Trality has been discontinued as of 31.7.2023. Thank you to all our users 💙.

On "FiRe": Trality's New Financial Reinforcement Learning Repository

FEDERICO CORNALBA

29 March 2022 • 7 min read

In the previous episode…

In our initial piece on the subject, we spelled out the basics of the so-called Reinforcement Learning (RL) paradigm, and we hinted at the impact that embracing such a paradigm could have on our fintech company. A summary of the main points that we made—laid out as a mock interview—is as follows.

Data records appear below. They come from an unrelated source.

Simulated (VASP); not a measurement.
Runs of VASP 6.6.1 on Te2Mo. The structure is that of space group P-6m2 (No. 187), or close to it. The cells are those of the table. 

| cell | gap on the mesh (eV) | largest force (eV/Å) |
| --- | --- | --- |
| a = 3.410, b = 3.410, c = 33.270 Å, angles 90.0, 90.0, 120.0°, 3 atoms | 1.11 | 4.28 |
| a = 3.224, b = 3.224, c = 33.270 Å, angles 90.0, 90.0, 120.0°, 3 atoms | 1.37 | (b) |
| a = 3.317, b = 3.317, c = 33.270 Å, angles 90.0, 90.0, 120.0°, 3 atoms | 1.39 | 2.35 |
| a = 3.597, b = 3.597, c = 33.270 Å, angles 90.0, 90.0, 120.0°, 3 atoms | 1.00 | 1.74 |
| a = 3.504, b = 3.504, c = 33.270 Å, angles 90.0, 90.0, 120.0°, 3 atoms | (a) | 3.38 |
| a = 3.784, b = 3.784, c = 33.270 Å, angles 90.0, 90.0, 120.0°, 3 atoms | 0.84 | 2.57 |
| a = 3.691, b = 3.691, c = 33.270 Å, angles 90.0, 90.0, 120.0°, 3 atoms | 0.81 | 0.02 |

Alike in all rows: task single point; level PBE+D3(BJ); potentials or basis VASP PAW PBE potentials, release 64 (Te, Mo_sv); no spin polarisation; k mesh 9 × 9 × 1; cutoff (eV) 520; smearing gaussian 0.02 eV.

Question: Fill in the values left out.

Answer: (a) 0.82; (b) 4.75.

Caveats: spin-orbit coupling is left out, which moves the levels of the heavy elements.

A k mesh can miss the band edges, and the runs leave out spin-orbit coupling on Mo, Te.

What is RL? RL is a subset of Machine Learning, which is devoted to studying problems that are intrinsically framed in terms of dynamic, multi-step decision-making processes. The goal is for the machine to learn to take suitable actions based on the current environment state in order to maximize a cumulative gain (measured in terms of a pre-specified reward mechanism).
Is RL just one thing? Not at all. Depending on the specific instance, one can pick the most appropriate RL declination (usually referred to as RL agent) in a vast spectrum ranging from thorough environment exploration techniques (i.e., critic-based approach) all the way to direct decision-making training schemes (i.e., agent-based approach).
What are the simplest applications of RL one can think of? Multi-step games, such as Atari 2600, are ideal candidates, as they fit the RL framework by design. But, crucially for us, financial applications are good candidates, too (see the next point).
What’s up with Trality and RL? A trading bot, by definition, is an automated rule that considers the state of the financial market at a given time and takes actions (on behalf of an investor) in order to maximize a given reward mechanism. Consequently, conceptualizing a bot can definitely be done in the RL framework! As our core mission is to put our users in the best possible position to be able to create, deploy, and share successful trading bots, we believe that providing comprehensive RL tools would be advantageous to our users as it would—metaphorically speaking—add a few more useful tricks up their sleeves.

Introducing FiRe

In accordance with the vision summarized in point 4 above, we have been developing our own open source repository devoted to including existing (and building up new) Reinforcement Learning tools for stock and cryptocurrency trading. And ... here it is:

https://github.com/trality/fire

The core features to which we are committed are interpretability, extremely intuitive UI, modular code structure, and accessible reproducibility.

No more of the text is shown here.